In France, more than anywhere else in Europe, the history and memory of fascism is bound up with the history and memory of empire. As escalating corruption scandals raise the specter of a far-right victory in the French presidential elections scheduled for May, recognizing these ties is increasingly urgent. The colonial past, especially in Algeria, has figured prominently in the campaign and continues to shape both French fascism and efforts to contain it.

The roots of contemporary French fascism lie in the colonies.1 The Algerian War of Independence (1954-62) spurred the revival ofthe far right from its postwar disgrace and gave birth to the leading far-right party, the National Front (FN). As a young man, the FN’s founder and long-time leader, Jean-Marie Le Pen, volunteered to fight against decolonization in both Indochina and Algeria. The same desire to preserve the French empire and overcome the spirit of “defeatism”—a reference to France’s defeat by the Germans in 1940 and then by the Viet Minh in 1954—inspired his first forays into politics. In the last years of the Algerian War, he founded the National Fighting Front and the National Front for French Algeria, both devoted to thwarting Algerian independence. After the war, Le Pen headed up the 1965 presidential campaign of Jean Louis Tixier Vignancourt, a far-right supporter of Vichy leader Marshal Philippe Pétain and pro-French-Algeria militant. The FN itself, founded in 1972, united a disparate collection of like-minded groups dominated by Pétainists and opponents of decolonization.

Marine Le Pen at the FN’s traditional May 1st rally in Paris in 2012. (Photograph: Blandine Le Cain. Licensed by Creative Commons.)

The FN made its electoral breakout just as a series of public scandals began to break French collective amnesia about the Algerian War in the early 1980s. The party burst onto the scene with an unexpectedly robust showing in municipal by-elections in 1983 and its first significant national score (11 percent) in 1984. These initial victories came in Paris and the nearby town of Dreux, but the party’s strongest bastions were and continue to be in southern departments where large numbers of former Algerian colonists, known as pieds-noirs, settled after decolonization.

Despite these successes, Jean-Marie Le Pen’s ugly racist, colonialist language remained anathema to large segments of the electorate. When he unexpectedly advanced to the second, run-off round of the presidential elections in 2002, millions took to the streets to denounce him and then voted overwhelmingly for the conservative incumbent in a united front against “fascism.” But the FN has nonetheless become a fixture of local and regional politics in many parts of France since the mid-1980s. The party now takes a steady 15 to 20 percent of the vote nation-wide and has won control of a number of municipalities and regional governments, especially in the south.

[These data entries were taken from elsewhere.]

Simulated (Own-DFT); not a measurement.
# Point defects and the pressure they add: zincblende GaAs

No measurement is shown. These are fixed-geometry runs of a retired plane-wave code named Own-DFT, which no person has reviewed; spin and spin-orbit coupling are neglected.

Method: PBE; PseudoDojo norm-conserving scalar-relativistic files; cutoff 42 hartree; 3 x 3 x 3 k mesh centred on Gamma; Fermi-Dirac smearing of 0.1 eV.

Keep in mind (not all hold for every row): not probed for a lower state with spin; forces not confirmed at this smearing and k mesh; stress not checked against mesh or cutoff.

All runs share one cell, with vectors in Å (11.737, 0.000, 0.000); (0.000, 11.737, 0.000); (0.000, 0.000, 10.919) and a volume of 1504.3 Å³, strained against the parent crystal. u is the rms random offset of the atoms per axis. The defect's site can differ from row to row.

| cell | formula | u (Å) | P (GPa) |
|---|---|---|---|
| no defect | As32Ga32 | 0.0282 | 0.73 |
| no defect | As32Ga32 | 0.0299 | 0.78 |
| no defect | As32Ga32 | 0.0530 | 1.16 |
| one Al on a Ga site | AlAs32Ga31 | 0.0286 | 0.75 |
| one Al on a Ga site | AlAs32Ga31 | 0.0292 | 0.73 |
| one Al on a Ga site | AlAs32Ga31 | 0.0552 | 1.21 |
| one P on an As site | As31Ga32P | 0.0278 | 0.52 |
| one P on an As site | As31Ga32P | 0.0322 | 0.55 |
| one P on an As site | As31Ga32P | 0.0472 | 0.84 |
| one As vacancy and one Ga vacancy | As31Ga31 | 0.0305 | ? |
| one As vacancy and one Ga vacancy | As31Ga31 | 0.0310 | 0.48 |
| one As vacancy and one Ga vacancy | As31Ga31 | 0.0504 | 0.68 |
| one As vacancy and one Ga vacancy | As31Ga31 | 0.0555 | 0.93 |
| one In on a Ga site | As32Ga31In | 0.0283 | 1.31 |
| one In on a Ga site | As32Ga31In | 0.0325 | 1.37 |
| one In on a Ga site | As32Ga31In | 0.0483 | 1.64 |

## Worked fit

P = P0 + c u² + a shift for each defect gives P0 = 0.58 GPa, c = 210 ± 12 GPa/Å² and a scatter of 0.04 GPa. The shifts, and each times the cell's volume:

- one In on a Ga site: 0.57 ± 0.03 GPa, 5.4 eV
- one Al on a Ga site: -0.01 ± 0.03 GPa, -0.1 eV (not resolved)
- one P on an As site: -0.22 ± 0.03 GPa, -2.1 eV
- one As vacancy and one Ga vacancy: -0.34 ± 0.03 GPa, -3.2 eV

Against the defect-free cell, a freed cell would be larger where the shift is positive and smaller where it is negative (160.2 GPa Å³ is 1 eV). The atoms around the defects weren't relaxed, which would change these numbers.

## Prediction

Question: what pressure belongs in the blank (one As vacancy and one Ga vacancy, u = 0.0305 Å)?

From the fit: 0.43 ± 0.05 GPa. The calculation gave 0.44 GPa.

This normalization has been aided by Le Pen’s retirement as party leader in 2011. His successor, his daughter Marine, has pursued a careful strategy of “de-demonization” (dédiabolisation). Without altering the party’s basic principles, she has softened its rhetoric and sought to moderate its public image. She eschews her father’s constant invocations of World War II and Algeria, and has quite successfully recast the FN’s cultural racism as a defense of French republican secularism. By now, however, her father’s ideas have become far less offensive to French sensibilities. The mainstream conservative party responded to the shock of the 2002 présidentielles by openly embracing much of the FN’s anti-immigrant, Islamophobic attitude. Over the last decade, a growing sense of crisis triggered by the faltering economy, rising social unrest, and Islamist terrorism has only widened its appeal.

The last conservative president, Nicolas Sarkozy, adopted strongly frontiste language and advocated immigration policies closely modeled on those of the FN. In 2005 and 2007, Sarkozy proposed immigration quotas based on “regions of origin” (code for race and ethnicity, since state collection of data on racial or ethnic identity is illegal). In practice, these would have revived early twentieth-century policies designed to favor immigration from Europe and to limit the migration of non-whites from French colonial territories.

Both proposals were ultimately withdrawn based on concerns about their constitutionality, but now the quotas have been resurrected by the current conservative presidential candidate, Sarkozy’s former prime minister François Fillon. In December, Fillon, who was widely expected to face Marine Le Pen in the second round this May, announced a tough new immigration plan that closely resembles longstanding FN positions. In addition to drastic reductions to overall immigration numbers, he proposes limiting foreigners’ access to social security benefits and, most significantly, quotas based on potential immigrants’ “capacity for welcome and integration in France.” This dog-whistle phrase unambiguously invokes colonial-era stereotypes of Muslims as “unassimilable” and Islam as incompatible with French republican values. This was clear in a November 2016 immigration speech, in which Fillon implied that all Muslims sympathize with Islamism, an ideology he deemed “a totalitarianism like the Nazis.” By contrast, he declared, Catholics, Protestants, and Jews “do not denounce the values of the Republic.”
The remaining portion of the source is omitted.